It is possible to have a group G and subgroups H,K of G such that both H and K are divisibility-closed subgroups of G but the intersection of subgroups H \cap K is not.

In fact, we can choose our example so that G is a divisible abelian group, and hence, so are H and K.

Related facts

Proof

Let G be the external direct product of the (additive) group of rational numbers \mathbb{Q} and the group of rational numbers modulo integers \mathbb{Q}/\mathbb{Z}. In other words, we have:

G = \mathbb{Q} \times \mathbb{Q}/\mathbb{Z}

Consider the subgroups H and K defined as follows:

  • H = \{ (a,0) \mid a \in \mathbb{Q} \} is the first direct factor.
  • Let \pi:\mathbb{Q} \to \mathbb{Q}/\mathbb{Z} be the natural quotient map. Define:

K = \{ (a,\pi(a)) \mid a \in \mathbb{Q} \}.

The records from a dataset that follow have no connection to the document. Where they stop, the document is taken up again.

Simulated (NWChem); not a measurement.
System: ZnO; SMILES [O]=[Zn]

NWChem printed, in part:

Now, the following are true:

  • G is a divisible abelian group (i.e., n-divisible for all natural numbers n), because both its direct factors are.
  • H and K are both isomorphic to \mathbb{Q}, hence are both divisible abelian groups (i.e., n-divisible for all n), and hence, are divisibility-closed in G.
  • The intersection H \cap K is the subgroup:

\{ (a,0) \mid a \in \mathbb{Z} \}

This is isomorphic to the group of integers, which is not divisible by any n > 1. Hence, it is not divisibility-closed in G.